Not so long ago, economists resigned themselves to the fact that recession is just a part of the economic cycle. Then came John Maynard Keynes who shattered that dogma and revolutionized the science of economics. Will “Keynesian Economics” save us from the harmful effects of the business cycle?
By: Ringo Bones and Vanessa Uy
Despite the problems affecting our global economy like sub prime mortgage exposure and the worrying trend of economic recession, we often tend to forget the fact that business conditions have always been fluid and dynamic. One year, the markets are booming and bullish with jobs aplenty. Another year, the stock market goes into a free fall, and bankruptcy courts become more crowded than the Tokyo Subway at rush hour. As chronicled in our economic history books: recession, expansion, then recession follows a sequential saga. And in the memory of the bad old days of ruthless capitalism that brought us Black Tuesday – October 29, 1929 – the day the stock market crashed. Tales chronicling the “Great Depression” even mentioned about banks failing by the thousands and a very drastic slowdown of the US economy that weeds started to grow on the materialistic self-complacent provincialism of Main Street.
America’s post-World War II economy which is largely – if not totally – governed by the principles laid out by John Maynard Keynes in the hopes of making the 1929 “Black Tuesday” incident just an ugly footnote of the American economic history. Thus in the United States, pure capitalism has gradually given way to a mixed economy, in which the government shapes the tax and fiscal policies to stabilize the ups and downs of business. “Keynesian Economics” which is viewed by “conservative” Americans with disdain because it tends to undermine the Protestant / Calvinist work ethic that helped built the American nation, which in turn downgrades productivity. Government “over regulation” of industries like the savings and loans has resulted only in disaster. Despite of it’s detractors, the economic policies laid out by John Maynard Keynes gain widespread praise by economists for keeping a full-blown economic depression from ever happening again. But as the Federal Reserve Board acts to control the money supply and counteract the business cycle, can we really conclude that recessions are a thing of the past?

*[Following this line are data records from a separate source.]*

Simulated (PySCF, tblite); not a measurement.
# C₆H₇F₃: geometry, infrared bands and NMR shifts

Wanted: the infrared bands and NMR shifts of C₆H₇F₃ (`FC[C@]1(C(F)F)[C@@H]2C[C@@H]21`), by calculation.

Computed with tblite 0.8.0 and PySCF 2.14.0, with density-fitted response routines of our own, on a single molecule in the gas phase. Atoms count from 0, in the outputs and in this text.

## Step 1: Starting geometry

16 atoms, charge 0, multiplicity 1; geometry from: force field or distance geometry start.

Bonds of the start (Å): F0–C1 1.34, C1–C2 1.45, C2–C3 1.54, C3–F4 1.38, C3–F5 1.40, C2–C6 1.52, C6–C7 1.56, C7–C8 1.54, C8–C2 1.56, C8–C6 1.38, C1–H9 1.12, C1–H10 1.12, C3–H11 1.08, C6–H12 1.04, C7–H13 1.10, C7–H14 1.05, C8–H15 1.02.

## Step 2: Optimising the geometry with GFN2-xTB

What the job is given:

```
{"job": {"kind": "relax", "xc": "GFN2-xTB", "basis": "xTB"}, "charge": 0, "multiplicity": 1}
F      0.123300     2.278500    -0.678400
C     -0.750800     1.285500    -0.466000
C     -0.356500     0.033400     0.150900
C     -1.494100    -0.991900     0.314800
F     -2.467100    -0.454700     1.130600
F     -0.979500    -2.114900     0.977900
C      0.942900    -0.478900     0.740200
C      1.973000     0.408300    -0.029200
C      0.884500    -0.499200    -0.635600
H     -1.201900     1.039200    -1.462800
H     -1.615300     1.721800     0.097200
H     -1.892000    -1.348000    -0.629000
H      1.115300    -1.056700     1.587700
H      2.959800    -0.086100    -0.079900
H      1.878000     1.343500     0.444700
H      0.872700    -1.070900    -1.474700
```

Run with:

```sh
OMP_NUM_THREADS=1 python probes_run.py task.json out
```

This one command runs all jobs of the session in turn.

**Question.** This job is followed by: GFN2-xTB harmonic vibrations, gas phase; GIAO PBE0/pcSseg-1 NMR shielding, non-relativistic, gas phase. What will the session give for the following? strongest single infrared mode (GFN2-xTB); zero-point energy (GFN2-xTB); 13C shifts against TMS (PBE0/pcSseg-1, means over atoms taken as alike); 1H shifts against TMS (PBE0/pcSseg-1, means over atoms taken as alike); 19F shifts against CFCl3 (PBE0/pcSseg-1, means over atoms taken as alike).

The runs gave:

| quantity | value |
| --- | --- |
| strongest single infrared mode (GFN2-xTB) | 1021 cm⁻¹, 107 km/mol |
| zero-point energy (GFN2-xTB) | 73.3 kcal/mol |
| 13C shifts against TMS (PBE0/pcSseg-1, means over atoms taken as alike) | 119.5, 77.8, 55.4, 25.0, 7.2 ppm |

But economists tend to forget that economics – in general – is primarily greed driven. The promise of rich rewards / gains despite atrocious levels of risks is what makes traders take foolhardy decisions at the expense of their representative investors’ funds. And yet we can take real comfort in the fact that economic recessions are milder in the “Keynesian Mixed Economy” environment than they where under the pre - New Deal capitalism. And if they occur, post – World War II economic recessions are also shorter in duration and much rarer in occurrence. Let’s just hope that our current post – sub prime mortgage / credit crunch 2008 will follow this trend. Maybe the “worries” that made our grandparents and great grandparents gray and wrinkled is something that the under 25s will scarcely know.